Greenpeace storms nuclear construction site

Greenpeace activists from across Europe occupied a nuclear reactor building site in Finland this week to demand that work stops.

Activists from countries including the UK blockaded the entrance and occupied giant cranes at the Olkiluoto 3 site early on Monday, May 28, in protest over safety and work standards.

Nathan Argent, Greenpeace anti-nuclear campaigner, said: "It is alarming that in a desperate bid to cut corners and save time and money, safety is being compromised.

"Work should stop immediately so that a full and proper investigation can be conducted to expose the true costs of this nuclear folly."

Three of six activists who climbed into a 60-metre high crane at the site on Finland's west coast came down on Wednesday and were arrested by police.
Operators Teollisuuden Voima Oy (TVO) says the demonstration did not affect work.

Greenpeace wants TVO to stop work immediately and publish more than 1,000 breaches in safety standards reportedly identified by the Finnish safety executive STUK since work began 18 months ago.

TVO insists many were in work done by subcontracting firms and have been fixed.
Olkiluoto, a third generation European Pressurised Water reactor, is said to be 18 months behind schedule and the final cost is understood to have spiralled from 2.5 billion euros to more than 4 billion.

Greenpeace claims the decision to build the reactor and the subsequent delays mean Finland will miss its Kyoto targets.

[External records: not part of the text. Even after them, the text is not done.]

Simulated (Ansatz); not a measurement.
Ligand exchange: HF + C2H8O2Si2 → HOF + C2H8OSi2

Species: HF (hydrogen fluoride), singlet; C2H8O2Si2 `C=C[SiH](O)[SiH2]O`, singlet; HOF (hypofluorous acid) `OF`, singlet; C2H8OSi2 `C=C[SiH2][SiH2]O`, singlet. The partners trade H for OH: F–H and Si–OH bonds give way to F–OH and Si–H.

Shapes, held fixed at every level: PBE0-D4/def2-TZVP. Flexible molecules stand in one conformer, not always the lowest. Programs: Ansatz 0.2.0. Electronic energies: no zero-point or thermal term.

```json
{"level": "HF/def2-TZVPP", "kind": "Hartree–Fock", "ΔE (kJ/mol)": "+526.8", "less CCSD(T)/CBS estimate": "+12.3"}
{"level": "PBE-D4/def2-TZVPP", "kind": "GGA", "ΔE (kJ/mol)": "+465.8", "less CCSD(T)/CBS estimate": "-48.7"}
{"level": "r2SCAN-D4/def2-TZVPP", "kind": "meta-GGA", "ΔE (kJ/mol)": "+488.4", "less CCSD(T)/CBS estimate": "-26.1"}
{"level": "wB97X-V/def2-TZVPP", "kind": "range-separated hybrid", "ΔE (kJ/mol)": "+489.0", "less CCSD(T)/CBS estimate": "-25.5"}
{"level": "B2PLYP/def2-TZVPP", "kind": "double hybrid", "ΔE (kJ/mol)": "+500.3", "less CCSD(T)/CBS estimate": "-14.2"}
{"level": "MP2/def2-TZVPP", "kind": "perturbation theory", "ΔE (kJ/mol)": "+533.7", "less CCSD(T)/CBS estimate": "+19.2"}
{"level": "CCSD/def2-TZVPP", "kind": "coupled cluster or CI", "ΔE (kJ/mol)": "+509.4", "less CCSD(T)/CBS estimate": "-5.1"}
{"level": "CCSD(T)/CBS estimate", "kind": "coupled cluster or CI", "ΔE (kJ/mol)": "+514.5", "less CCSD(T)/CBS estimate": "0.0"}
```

It also maintains the reactor is the same design as is likely to be built in the UK following the publication of a new energy white paper, which aims to ring in a new age of nuclear reactors

"It is alarmingly clear that investing billions in nuclear power would be nothing more than a dangerous and expensive distraction in the fight against climate change," said Mr Argent.

"Nuclear reactors always come in over-time and over-budget, and in Britain they'd still only contribute four per cent of our energy.

"There are much cheaper, safer, more effective alternatives."